Mathematical explanation behind a picture posted (lifted from facebook)

In this image given below, there is an actor’s (famous south Indian actor Rajinikanth) image which can be seen only if you shake your head ! I had lifted this from Facebook.

I am just curious to know if there is any mathematical explanation for it. Is there any way to know how this image was created in the first place.

PS : If this question (although interesting) is inappropriate here, it is still okay and i hope it could be migrated to some stackexchange site.

(…experiment to prove that it is a physical phenomenon)

After some comments expressing doubt as to whether this is a physical phenomenon, I have done a small experiment using a simple camera. I have have shot photos of the picture displayed on a LCD monitor in two different cases. In case-1, the camera was still and in case-2 the camera was shaking in a circular arc (in to and fro) about and axis in the vertical plane passing through the centre of the camera. (just as like we shake our head). I did it with hand just as we shake our head.
I have given the photos below.

Case-1 (still camera)

Case-2 (shaking camera)

It can be observed that the face of Rajini is more clearly visible in Case-2 (shaking camera) than in the Case-1 (still camera) where the face is not clearly visible.

PS : Now there is really no need to shake our head.

after a recommendation by Willie, here, I have added Case-3 where the camera is shaking vertically (parallel to the stripes in the picture).

It can be observed that not much of an effect there when camera is shaking parallel to the stripes.

Case-3 (shaking camera vertically)

What you are seeing is a physical manifestation of the mathematical operation known as the convolution.

First let me show you some pictures; we’ll get into the mathematics afterwards. We start with the original

I take the image, desaturated the colours, and duplicated another layer, and pixel-wise added the layers after some translation. With a horizontal translation that is half the “wavelength” of the black bars, we get

With a translation of the same number of pixels, but vertically, we get

and finally, a diagonal translation at -45 degrees.

So what is going on? Why did I say that this is a manifestation of convolution?

Recall that the convolution of two functions defined on (say) the real line $\mathbb{R}$ is defined to be

$$f * g (x) = \int_{\mathbb{R}} f(y) g(x-y) dy$$

In a course in Fourier analysis, one is taught to emphasize that this is the dual operation of multiplication. That is, convolution in physical space corresponds to (point-wise) multiplication in Fourier space. This immediately gives the following interpretation of a convolution in signal processing:

Convolving a signal $f$ by a function $\psi$ is the same as applying a frequency dependent filter $\hat{\psi}$ to the signal $f$.

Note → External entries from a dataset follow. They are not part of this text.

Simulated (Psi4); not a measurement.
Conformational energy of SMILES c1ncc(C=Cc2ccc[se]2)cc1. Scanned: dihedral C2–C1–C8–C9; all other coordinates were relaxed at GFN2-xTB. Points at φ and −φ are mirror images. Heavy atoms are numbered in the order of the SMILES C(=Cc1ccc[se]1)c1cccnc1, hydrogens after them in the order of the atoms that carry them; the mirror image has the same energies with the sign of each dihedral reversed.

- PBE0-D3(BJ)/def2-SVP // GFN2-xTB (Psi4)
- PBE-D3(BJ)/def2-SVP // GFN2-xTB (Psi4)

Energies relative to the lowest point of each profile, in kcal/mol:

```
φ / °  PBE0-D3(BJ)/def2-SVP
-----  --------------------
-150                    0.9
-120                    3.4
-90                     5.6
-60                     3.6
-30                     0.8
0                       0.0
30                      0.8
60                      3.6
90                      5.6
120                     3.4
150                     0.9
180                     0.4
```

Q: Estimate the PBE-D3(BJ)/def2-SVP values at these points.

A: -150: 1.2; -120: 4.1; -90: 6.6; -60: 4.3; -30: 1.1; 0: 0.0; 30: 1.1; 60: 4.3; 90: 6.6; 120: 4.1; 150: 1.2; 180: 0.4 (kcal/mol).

Another way of looking at the convolution, however, after staring at the above definition for a bit, is that

A convolution is a way of taking weighted average of a signal with its translates. The weight depends on the amount of translation.

It is in this second sense that we will first look at the phenomenon you asked above. In the second image of this post, I averaged the signal with its translation horizontally by half the wavelength of the black bars. Hence this is a convolution. Similarly, in the third/fourth image of this post, I averaged the original with a vertical/diagonal translation. They are also convolutions. And you see that this reproduces the observation you made that the direction in which you shake your head/camera produces an effect on the image seen/captured.

So how is the process of shaking your head of shaking a camera a process of convolution? The idea is that the image you see with your eyes and you capture with a camera do not come from photons all emitted at the same instant in time (special relativity notwithstanding). In your vision, there is the well-known phenomenon of persistence of vision which posits that the perceived image is actually made up of photons arriving in a 40 millisecond interval. Similarly, the shutter-speed of a camera determines how long a camera registers light, and so a camera set on 1/25 for the shutter-speed will “open its eye” for 40 milliseconds, and the image registered on the CCD or on film will be photons arriving in that window.

Now, if you shake your head or camera so that the retina or the CCD or the film moves significantly during that 40 milliseconds, each of your retina cell, each of the photoelements on the CCD, or each of the dye pigments on the film will be exposed to photons originating from different spatial positions. (I am grossly simplifying here, but that’s the moral of the story.)

To summarise: your eyes and cameras already take convolution of the incoming signal in time when they compose the image. By shaking the apparati you convert the temporal convolution to a spatial convolution. Which means that you are taking a weighted average of the image and its spatial translations, which is why what you see and capture on camera can be analogously described by digitally manipulating the image via an averaging/convolution procedure.

Note that this corresponds somewhat with Henning’s comment to your question. The “eye’s edge detection” he mentions is, roughly speaking, a description of how the eye is sensitive to different spatial frequencies of a signal (not to be confused with the actual electromagnetic frequencies with determines the colour). By shaking your head you apply a convolution operator, which in frequency space introduces a cut-off for high spatial frequency components. Buy reducing the high spatial frequency components, your eye is forced to get its information from the lower-frequency components in which the image of the Indian Actor hide. (There’s some technical inaccuracies in this paragraph about how human physiology works and how it interacts with the shaking of the head, but I think this simpler picture illustrates the idea better.)

At this point I should mention that the idea of taking spatial convolutions of images and the exchange between temporal and spatial convolutions with the motion of the camera is not only useful for optical illusions. It actually has industry application in automatic image deblurring.